Understand Employee Privacy Concerns
On the other hand, you must understand how employees view their own social-media privacy. It’s not realistic to say, “Well, you can never use Facebook, Twitter, LinkedIn, or other social media sites.”
This also goes as well for other modes of communication. For example, if employees use their phones for work purposes, can IT monitor their calls? What about their texts? The organizations that have adopted this type of oversight end up regretting it, because it leads to a tense workplace environment. So where do you draw the line?
You Must Know and Adhere to Local Laws
Social media privacy rules are evolving at a fast rate. This makes decisions even more complicated for businesses when it comes to social-media policies for their employees. Not only are these laws highly politicized, they are often far removed from workplace realities.
As part of your social-media strategy, review the current social media laws in the states where you do business. Keep in mind that there are a lot ongoing changes in regard to these rules. So keep an eye on legislative developments in the future as well.
Create HR Rules for Accessing Social Media Information.
After you’ve done your research, it’s time to establish basic rules when accessing employees’ social-media use. There are two general parts to these rules:
You Must Create Employee Rules for Using Social Media at Work.

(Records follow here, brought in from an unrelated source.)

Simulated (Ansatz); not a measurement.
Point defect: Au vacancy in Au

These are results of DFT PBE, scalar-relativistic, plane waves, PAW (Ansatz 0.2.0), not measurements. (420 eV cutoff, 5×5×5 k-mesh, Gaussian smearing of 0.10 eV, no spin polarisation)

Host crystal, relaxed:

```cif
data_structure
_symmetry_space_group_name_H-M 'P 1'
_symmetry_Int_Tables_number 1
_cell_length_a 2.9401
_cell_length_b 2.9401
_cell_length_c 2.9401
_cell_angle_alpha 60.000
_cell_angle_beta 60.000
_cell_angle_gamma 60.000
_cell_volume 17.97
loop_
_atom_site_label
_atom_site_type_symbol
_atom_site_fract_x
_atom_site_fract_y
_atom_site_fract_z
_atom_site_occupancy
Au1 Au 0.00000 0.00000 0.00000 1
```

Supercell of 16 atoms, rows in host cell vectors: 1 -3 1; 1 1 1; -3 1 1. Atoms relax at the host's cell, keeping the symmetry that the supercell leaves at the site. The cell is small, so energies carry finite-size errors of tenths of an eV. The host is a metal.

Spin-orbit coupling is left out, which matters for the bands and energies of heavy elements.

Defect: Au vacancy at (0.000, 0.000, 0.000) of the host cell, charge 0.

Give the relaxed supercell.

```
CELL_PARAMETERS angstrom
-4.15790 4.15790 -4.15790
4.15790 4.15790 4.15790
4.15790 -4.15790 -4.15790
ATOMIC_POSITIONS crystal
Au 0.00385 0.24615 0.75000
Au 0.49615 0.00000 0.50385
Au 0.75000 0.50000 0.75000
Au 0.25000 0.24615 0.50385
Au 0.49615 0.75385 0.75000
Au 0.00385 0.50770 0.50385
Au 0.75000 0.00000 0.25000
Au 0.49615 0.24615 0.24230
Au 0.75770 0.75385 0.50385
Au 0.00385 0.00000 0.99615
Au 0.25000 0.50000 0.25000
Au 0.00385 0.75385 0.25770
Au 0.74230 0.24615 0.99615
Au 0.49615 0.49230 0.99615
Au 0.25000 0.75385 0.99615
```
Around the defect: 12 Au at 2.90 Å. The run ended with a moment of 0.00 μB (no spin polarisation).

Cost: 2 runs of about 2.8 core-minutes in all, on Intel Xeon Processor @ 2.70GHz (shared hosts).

HR rules are typically employer-focused. However, you should also consider employee-focused guidelines. Make sure everyone knows whether they can post company information on social media, and if so, specifically what. Also, specify what social media platforms can be used on break times at work (on personal accounts). Banning all social media activity is rare these days. Remember, employees can act as valuable brand ambassadors. Yet, for this to be effective, you should have specific guidelines in place in a formal written policy.
Provide Professional Alternatives.
Your employees need a place to exchange information and communicate with clients (and each other) at work. Some companies say, “All right, you can use LinkedIn for communications, and here’s how.” Other companies set up a more private social network and instead, say, “All right, we’re using Yammer (or other professional social tool) to talk between ourselves and plan out projects. Don’t use anything else for these purposes.”
Either way, it’s important to give employees vehicles to communicate in a professional environment. Otherwise, you’ll restrict their productivity. (Obviously, this can vary by industry and trade. But, as social communication becomes more ingrained in society, it affects nearly every job, today).
Don’t Be Afraid to Make Changes.
We started by saying that social media is always changing, and we’ll end with this reminder: It’s tough to predict just how tomorrow’s employees will use social media, or what new platforms they’ll adopt. Social media policies must be reviewed at frequent intervals, and compared to the currantlandscape of social behavior. Certain policies should be phased out, and new guidelines adopted based on risks and productivity data.